CGroup unused allocated slab objects will not get released

"Saeed Karimabadi (skarimab)" <skarimab@xxxxxxxxx> · Wed, 18 Sep 2019 20:31:18 +0000

Hi  Kernel Maintainers,

We are chasing an issue where slab allocator is not releasing task_struct slab objects allocated by cgroups 
and we are wondering if this is a known issue or an expected behavior ?
If we stress test the system and spawn multiple tasks with different cgroups, number of active allocated 
task_struct objects will increase but kernel will never release those memory later on, even though if system 
goes to the idle state with lower number of the running processes.
To test this, we have prepared a bash script that would create 1000 cgroups and it will spawn 100,000 bash 
tasks. The full script and its test result is available on github :

https://github.com/saeedsk/slab-allocator-test

Here is a quick snapshot of the test result before and after running multiple concurrent tasks with different cgroups:

------------- system initial statistics -------------
Slab:             419196 kB
SReclaimable:     123788 kB
SUnreclaim:       295,408 kB
# name            <active_objs> <num_objs> <objsize> <objperslab> <pagesperslab> : tunables <limit> <batchcount> <sharedfactor> 
		: slabdata <active_slabs> <num_slabs> <sharedavail>
task_struct          735    990   5888    5    8 : tunables    0    0    0 : slabdata    198    198      0
Number of running processes before starting the test : 334

...... loading 100,000 time bounded tasks with 1000 mem cgroups .............. 
..... wait until are tasks are complete , normally within next 5 seconds ........

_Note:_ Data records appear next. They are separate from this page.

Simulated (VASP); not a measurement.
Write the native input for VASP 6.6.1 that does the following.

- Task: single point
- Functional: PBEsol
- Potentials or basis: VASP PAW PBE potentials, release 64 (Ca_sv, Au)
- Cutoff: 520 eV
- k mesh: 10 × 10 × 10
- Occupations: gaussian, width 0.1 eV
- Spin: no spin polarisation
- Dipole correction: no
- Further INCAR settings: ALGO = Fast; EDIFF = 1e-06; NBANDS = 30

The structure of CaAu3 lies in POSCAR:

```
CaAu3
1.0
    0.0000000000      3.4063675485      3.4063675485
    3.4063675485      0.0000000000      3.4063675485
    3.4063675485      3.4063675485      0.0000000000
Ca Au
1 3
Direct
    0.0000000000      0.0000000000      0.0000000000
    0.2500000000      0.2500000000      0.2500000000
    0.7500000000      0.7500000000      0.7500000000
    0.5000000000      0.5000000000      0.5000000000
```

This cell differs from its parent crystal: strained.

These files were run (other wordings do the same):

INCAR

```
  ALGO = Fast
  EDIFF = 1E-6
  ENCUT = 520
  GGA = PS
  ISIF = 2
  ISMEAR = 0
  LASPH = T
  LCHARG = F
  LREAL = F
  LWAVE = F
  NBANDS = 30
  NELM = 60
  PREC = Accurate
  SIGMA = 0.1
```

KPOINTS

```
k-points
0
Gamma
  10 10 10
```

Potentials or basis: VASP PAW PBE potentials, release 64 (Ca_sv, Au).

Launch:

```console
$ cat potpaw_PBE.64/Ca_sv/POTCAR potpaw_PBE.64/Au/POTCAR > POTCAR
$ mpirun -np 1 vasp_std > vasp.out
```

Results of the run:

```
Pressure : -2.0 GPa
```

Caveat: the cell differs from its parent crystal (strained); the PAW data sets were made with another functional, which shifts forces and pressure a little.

------------- after tasks are loaded and completed running  -------------
Slab:             948932 kB
SReclaimable:     125816 kB
SUnreclaim:       823,116 kB
# name            <active_objs> <num_objs> <objsize> <objperslab> <pagesperslab> : tunables <limit> <batchcount> <sharedfactor> 
		: slabdata <active_slabs> <num_slabs> <sharedavail>
task_struct        11404  11665   5888    5    8 : tunables    0    0    0 : slabdata   2333   2333      0
Number of running processes when the test is completed : 334

As it is shown above, number of active task_struct slabs has been increased from 736 to 11404 objects 
during the test. System keeps 11404 task_struct objects in the idle time where only 334 tasks is running. 
This huge number of active task_struct slabs it is not normal and a huge fraction of that memory can be -
released to system memory pool. If we write to slab's shrink systf entry, then kernel will release deactivated
objects and it will free up the related memory, but it is not happening automatically by kernel as it was 
expected.

Following line is the command that would release those zombie objects:
# for file in /sys/kernel/slab/*; do echo 1 > $file/shrink; done

We know that some of slab caches are supposed to remain allocated until system really need that memory. 
So in one test we tried to consume all available system memory in a hope that kernel would release the above 
Memory but it didn't happened and "out of memory killer" started killing processes and no memory got released 
by kernel slab allocator.

In recent systemd releases, CGroup memory accounting has been enabled by default and systemd will 
create multiple cgroups to run different software daemons. Although we have called this test as 
an stress test but this situation may happen in normal system boot time where systemd is trying
to load and run multiple instances of programs daemons with different cgroups.
This issue only manifest itself when cgroup are actively in use. I've confirmed that this issue is present
 in Kernel V4.19.66, Kernel V5.0.0 (Ubuntu 19.04) and latest Kernel Release V5.3.0.
Any comment and or hint would be greatly appreciated.
Here is some related kernel configuration while this test were done:

$ grep SLAB  .config
# CONFIG_SLAB is not set
CONFIG_SLAB_MERGE_DEFAULT=y
# CONFIG_SLAB_FREELIST_RANDOM is not set
# CONFIG_SLAB_FREELIST_HARDENED is not set

#grep SLUB  .config
CONFIG_SLUB_DEBUG=y
# CONFIG_SLUB_MEMCG_SYSFS_ON is not set
CONFIG_SLUB=y
CONFIG_SLUB_CPU_PARTIAL=y
# CONFIG_SLUB_DEBUG_ON is not set
# CONFIG_SLUB_STATS is not set

$ grep KMEM  .config
CONFIG_MEMCG_KMEM=y
# CONFIG_DEVKMEM is not set
CONFIG_HAVE_DEBUG_KMEMLEAK=y
# CONFIG_DEBUG_KMEMLEAK is not set

Thanks,
Saeed Karimabadi
Cisco Systems Inc.